This is the extremely tardy third part of three-part series “The Business of Writing.” Part I and Part II, while very old, still might be of some use when it comes to crafting a business plan and platforming. This third part is largely about self-care and growth opportunities.
You have your writing business plan in place, and you are starting to build your platform, now what? Well, now you need to turn the focus back on yourself through resume building, pursuing “writerly” learning opportunities, and self-care.
Always be on the lookout for ways to build your resume and presence. From writing contests and continuing to submit to magazines to guest blogging, there are solid opportunities to push yourself and your writing. You might not succeed in landing these gigs, but you will win by having another completed piece of writing that can be used for another purpose or set aside as a learning experience. So get out a calendar, write down potential contests or story deadlines that interest you, and then write them into your business writing plan.
Another aspect that should be included in a business writing plan should be learning opportunities. Workshops, conferences, writing groups, online courses . . . anything that is going to encourage you to strengthen your writing or simply refresh. Be on the lookout for these opportunities because they are invaluable. I have personally placed them in a section labeled “Personal Growth Goals.”

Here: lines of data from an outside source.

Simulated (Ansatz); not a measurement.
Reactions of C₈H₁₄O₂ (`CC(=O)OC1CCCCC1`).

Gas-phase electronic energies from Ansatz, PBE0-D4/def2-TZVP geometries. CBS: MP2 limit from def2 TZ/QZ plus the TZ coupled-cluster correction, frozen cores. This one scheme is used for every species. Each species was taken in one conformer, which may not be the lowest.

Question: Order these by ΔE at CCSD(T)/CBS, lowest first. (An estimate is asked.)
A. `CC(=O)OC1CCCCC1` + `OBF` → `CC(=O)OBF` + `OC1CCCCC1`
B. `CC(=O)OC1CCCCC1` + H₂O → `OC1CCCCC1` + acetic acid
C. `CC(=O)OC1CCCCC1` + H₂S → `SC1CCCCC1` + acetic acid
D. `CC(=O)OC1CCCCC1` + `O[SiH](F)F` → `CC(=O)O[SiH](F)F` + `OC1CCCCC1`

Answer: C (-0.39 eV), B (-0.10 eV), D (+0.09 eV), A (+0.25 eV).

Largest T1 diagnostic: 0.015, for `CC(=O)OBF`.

When I penned my now-out-of-date writing plan, I hadn’t slated any personal growth opportunities; however, they found me, and I attended BAEN’s Writer Symposium at GenCon in Indy, which completely recharged me. Since then, I’ve attended a local writing workshop, took a few Coursera courses, watched writer-targetted YouTube videos, to name a few things I’ve done. I’m planning also planning to attend 10MinCon–put together 10 Minute Novelists–in 2018, all things willing.
Educational opportunities don’t have to be expensive but do note that some writing conventions and workshops can cost an arm and a leg. So plan accordingly to save money if you desperately want to go to a particular one despite the price tag. A saving plan might be a welcomed addition to your writing plan.
Other educational possibilities might not even be about writing. These can be events related to a topic of interest and that is connected to your writing subjects, such as historical reenactments. So mark these on your writing business plan, too.
This last thing is not something I’ve added to my writing business plan, but after consideration, I think it is a must: self-care. Give yourself time off or a treat, particularly if you have achieved your yearly plan, or mostly did. From a trip to maybe a fancy pen, it is OK to treat yourself.